Friday, March 16, 2012

Changes...

So, something happened today which should increase my output here (as it's far too low).

I know have a proper browser on this computer. Well, I say proper, it's IE8, so it's a marked improvement from IE6 (and it works). This means that I can now blog properly from work and not have to rely on my phone.

Expect more from me, but not today. It's Friday and I don't start anything new on a Friday.

Wednesday, March 7, 2012

The vagaries of unpredictable machines

So, it turns out that Mike the mass spec man was off for longer than I realise, so, with my potentially superb results still awaiting, I recruited fellow researcher Mandy to run them.

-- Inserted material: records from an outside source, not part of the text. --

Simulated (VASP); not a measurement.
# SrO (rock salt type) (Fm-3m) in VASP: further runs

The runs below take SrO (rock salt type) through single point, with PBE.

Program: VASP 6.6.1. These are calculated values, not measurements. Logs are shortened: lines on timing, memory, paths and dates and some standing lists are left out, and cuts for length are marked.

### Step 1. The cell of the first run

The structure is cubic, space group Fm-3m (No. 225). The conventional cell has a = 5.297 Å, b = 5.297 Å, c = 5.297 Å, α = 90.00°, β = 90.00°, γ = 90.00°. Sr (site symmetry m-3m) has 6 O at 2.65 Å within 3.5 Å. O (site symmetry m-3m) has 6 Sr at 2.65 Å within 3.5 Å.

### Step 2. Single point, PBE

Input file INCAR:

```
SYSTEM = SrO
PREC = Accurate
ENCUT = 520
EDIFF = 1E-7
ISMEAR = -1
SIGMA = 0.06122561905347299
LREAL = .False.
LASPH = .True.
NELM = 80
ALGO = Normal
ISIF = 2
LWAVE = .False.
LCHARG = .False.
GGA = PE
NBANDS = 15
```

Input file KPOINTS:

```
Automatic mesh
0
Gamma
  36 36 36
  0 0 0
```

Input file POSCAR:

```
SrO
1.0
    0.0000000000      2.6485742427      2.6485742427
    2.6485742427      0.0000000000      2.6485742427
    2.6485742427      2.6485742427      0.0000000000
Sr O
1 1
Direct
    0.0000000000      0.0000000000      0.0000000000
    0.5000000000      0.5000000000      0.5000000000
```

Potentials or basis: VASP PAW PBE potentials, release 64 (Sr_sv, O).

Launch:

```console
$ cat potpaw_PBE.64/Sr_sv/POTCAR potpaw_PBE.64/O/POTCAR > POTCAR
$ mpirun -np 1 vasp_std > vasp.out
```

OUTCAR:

The tension was palpable, in just 30 mins I'd know if my adapted technique works and I get a bucket of kudos (and some personal satisfaction).

The OES is broked. Arrgghh.

These things happen, but at least now I know how to use the damn thing and what's likely to go wrong with it. Shame the thing that's wrong with it today isn't one of them.

Monday, March 5, 2012

Calcium is a go!

So, I've been working, on and off, on trying to get calcium separated from strontium for a few weeks. As mentioned previously, the article from which I've been getting my method from was, aside from giving me a general outline and a feeler for the reagents required, next to useless. So I've had to do things the old fashioned way: trial and error.

It was great! I felt like a proper pioneer of science; throwing chemicals into a test tube (well, a centrifuge tube) and seeing what happens. Turns out; I was using far, far, far too much hydroxide to get my metal ions to precipitate, with the conclusion some cations who quite like to abandon solution with their new OH partner then dissolve right back up again (I'm looking at YOU cobalt!) when there's enough hydroxide available.

Used less this time, but Mike the mass-spec man isn't in until Wednesday so I'm going to have to wait to see if calcium made it through the process, leaving his chums behind.

Saturday, March 3, 2012

Who'd have thunk it?

So, turns out I was right; my notorious apathy took over and left this folorn blog postless. Add this to the fact my work PC doesn't do google very well (meaning I can't blog from work) and you get a few weeks without anything. I've got it on my phone now, so things should (ha!) improve....

Anyway, things are afoot in the calcium separation. All will be explained.

Tuesday, February 7, 2012

I used to like the word 'legacy'

So, yes, I used to like that word. It created images of things worth holding onto, of past success influencing future endevour and the retention of that which was worth retaining.

After working through some of our elder computer systems and the myriad forms that they take... well, suffice to say I'm not such a big fan of the word and what it represents.

Monday, February 6, 2012

Real scientific methodology...

The weekend

So, it turns out the weekend isn't so good for motivation when it comes to writing blog posts, who'd've thunk it?!

As it stands, the most likely research I'll be blogging about first is the separation of calcium from its alkaline earth family. It seems like there's some potential commercial application but, from what I've been told and read, calcium and strontium are really, really similar. In fact, almost identical, especially when it comes to wanting to stay in solution. Ho hum.

So, first off, where do you go? Well, if you've access to it, then Web of Knowledge is a good place to start. A quick search of terms and so on will usually get you a long list of articles that have some connections to what you want. However, calcium separation isn't one of those with a lot written on it. Bummer.

I did find one piece though with a lot of promise; wrote a paper in in which he described the kind of separation I plan on doing. w00t! Success!

However, it's crap.

I don't know whether the author was bound by some propriertory(?) confidentiality, or if the company he did the work for didn't let him give all the tricks away, or the author was just a very bad writer of scientific papers, but the outcome is that it's almost impossible to follow. So bad, that if it were a recipe to bake a cake it would go something like this:

Get flour, eggs and sugar.
Mix
Bake
Eat.

No measurement, no timings, nothing useful at all aside from a tantalising glimpse of a good analytical method. Oh, there's results showing you just how good it is, how it separates the Ca from the Sr just right... but it's going to take a lot more work to figure this one out.